Many parents shield their children from the reality that is money and finance thinking it may stress them out or compromise their innocence. This normally happens in families where money is a sore subject and is not a good approach.
Unless your child is studying economics at school, they are more likely to learn about the mysteries of trigonometry than the basics of money. Which is more important? At secondary school, I could discuss the hypotenuse of a right-angled triangle but couldn’t fathom what a mortgage was. My parents never discussed money in front of me. Occasionally, when I’d ask for a financial contribution, my father would lose his temper and shout: “Do you think I am made of money?” I still had no idea what he was talking about. It is therefore important that you teach your children about money as early as possible.

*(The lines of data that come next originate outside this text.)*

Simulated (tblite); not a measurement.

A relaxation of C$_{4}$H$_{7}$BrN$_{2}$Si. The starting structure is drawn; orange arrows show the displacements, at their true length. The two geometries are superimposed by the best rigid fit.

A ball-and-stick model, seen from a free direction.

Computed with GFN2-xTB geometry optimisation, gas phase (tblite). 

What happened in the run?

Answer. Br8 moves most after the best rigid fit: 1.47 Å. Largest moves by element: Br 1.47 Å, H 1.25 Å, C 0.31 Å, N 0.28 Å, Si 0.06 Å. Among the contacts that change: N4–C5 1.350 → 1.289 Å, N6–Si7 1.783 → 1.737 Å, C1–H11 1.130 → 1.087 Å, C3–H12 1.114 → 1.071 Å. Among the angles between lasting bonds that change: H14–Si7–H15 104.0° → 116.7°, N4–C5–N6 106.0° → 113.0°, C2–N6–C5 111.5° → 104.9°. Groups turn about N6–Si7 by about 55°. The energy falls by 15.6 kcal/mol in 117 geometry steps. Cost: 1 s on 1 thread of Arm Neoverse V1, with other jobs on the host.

This is arguably the most important money lesson a parent can teach their child. Giving your child pocket money and teaching them how to manage it is a great life lesson. My suggestion would be to give your child a finite amount of pocket money every week or month and no more. The stricter you are, the better because that’s how real life works. Most people have to live on a wage and when they run out of funds, it’s tough. Pocket money should be no different.
The concept of borrowing can be taught by using pocket money as a basis. When your child runs out of funds and becomes desperate, you as a parent could lend to them, but only if they have a good track record of previous borrowing. If you are really committed, you could even give them a mutually agreed method of repayment and charge interest on the amount borrowed! This should prepare them for the dangers of borrowing money in real-life.
Playing Monopoly is a great way to teach your child about the concept of investing, but there are other lessons to be learned through the game. Being rich, being broke, paying tax, purchasing property, paying fines, paying rent and the misery of going to jail and are all great financial life lessons.
Risk and reward:
A parent’s instinct is to insulate their children from harm. It is, therefore, understandable why risk doesn’t get discussed much at home. Parents who have equity based investments such as stocks and shares ISAs should discuss them with their children, especially when they are in their teens. The concept of risk v reward can be a difficult one to explain. However, teaching children about risk in a controlled environment, i.e. at home could be a vital way of preparing them for later life.
The best way to teach children about the value of insurance is to tell them why you insure your home, your car, your travel, your life and your health. Discuss claims with them, talk to them about your premiums and what you would have to do to make a successful claim.
It is best to be open and transparent with your finances with your children. Don’t be afraid to discuss what you earn with them, be open about financial problems and celebrate financial success with them. Teach them to keep your affairs confidential but try not to hide anything from them, even when times are difficult. You’ll be doing them a big favour.